Re-Regulation in the USA?

Member for

19 years 11 months

Posts: 13

Hello,
from some recent news I have heard that some in the USA are calling for re-regulation, since passenger complaints are at record highs; fares have not decreased appreciably, rather, "fortress hubs" have arisen where fares have shot up; service seems to be locked into a downward spiral for the most part.
If I recall correctly the reasoning was that air transport is now a public utility and should be regulated as such.
What would that achieve?
After all, deregulation has spawned Southwest...

Original post

Member for

19 years 11 months

Posts: 79

RE: Re-Regulation in the USA?

Hi,
thanks for telling about Concorde. By the way even I have heard this news. Yesterday I returned from Washington and I was comparing the prices for last year and this time. I came by Northwest and had a terrible experience. The prices were shot up 10% and the quality was terrible.

Kabir

RE: Re-Regulation in the USA?

Southwest made its first route application in 1967, was approved in February 1968 and made its first revenue flight, after legal battles with Continental, Trans-Texas and Braniff on June 18 1971.
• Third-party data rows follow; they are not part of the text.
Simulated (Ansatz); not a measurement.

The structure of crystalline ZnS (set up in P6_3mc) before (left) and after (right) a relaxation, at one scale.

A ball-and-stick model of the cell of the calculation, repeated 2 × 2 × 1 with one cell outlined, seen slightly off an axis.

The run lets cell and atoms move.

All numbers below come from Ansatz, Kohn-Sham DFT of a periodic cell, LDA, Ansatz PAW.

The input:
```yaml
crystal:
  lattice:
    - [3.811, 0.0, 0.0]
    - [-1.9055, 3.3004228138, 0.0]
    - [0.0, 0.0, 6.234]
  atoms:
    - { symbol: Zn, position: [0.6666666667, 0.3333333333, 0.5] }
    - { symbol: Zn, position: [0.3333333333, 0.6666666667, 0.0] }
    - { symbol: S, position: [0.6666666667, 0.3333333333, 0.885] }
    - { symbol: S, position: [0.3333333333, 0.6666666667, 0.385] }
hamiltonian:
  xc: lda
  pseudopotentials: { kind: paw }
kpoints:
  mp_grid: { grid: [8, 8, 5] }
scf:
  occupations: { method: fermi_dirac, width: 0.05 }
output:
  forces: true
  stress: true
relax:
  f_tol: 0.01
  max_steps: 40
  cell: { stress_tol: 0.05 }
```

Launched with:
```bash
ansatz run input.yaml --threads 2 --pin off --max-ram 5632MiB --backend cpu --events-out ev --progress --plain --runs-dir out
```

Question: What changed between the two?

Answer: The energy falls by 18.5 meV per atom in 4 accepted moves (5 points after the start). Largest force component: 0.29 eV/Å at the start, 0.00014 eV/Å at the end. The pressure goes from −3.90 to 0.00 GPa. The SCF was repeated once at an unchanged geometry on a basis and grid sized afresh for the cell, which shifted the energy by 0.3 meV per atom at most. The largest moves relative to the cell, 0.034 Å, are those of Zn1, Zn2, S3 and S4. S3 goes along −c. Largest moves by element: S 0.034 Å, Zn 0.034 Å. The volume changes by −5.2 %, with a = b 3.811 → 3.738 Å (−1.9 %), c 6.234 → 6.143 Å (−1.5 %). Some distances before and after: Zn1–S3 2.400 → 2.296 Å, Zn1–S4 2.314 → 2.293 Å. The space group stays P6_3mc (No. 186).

The Airline Deregulation Act was passed in October 1978

Member for

19 years 11 months

Posts: 13

RE: Re-Regulation in the USA?

Was it not that Deregulation Act that allowed Southwest to fly beyond Texas for the first time, however, making available its approach to air travel available to more and more of the USA?

RE: Re-Regulation in the USA?

Not specifically!! Prior to leaving Southwest in March 1978, Lamar Muse had put in place a plan to diversify Southwest into the Midwest market with a series of flights based on Chicago Midway. These were to have been applied for in the standard way BEFORE deregulation was passed by Congress.

As it turned out, Muse left and the Board, recognising it would be easier to expand from the Love Field base, waited for deregulation which, by summer 1978, was almost a done deal.

Had deregulation not come about, Southwest would have, sooner or later, been forced to break out of Texas otherwise, by the mid 1980s, it would have been financially weak and a sitting duck for takeover by the Trans Texas corporation.

As it was, it faced competition in Texas only from Muse Air, run by Lamar Muse's son, which they eventually bought out and renamed Transtar - which Trans Texas owned Continental crucified, flogged and hung out to dry in a very short time.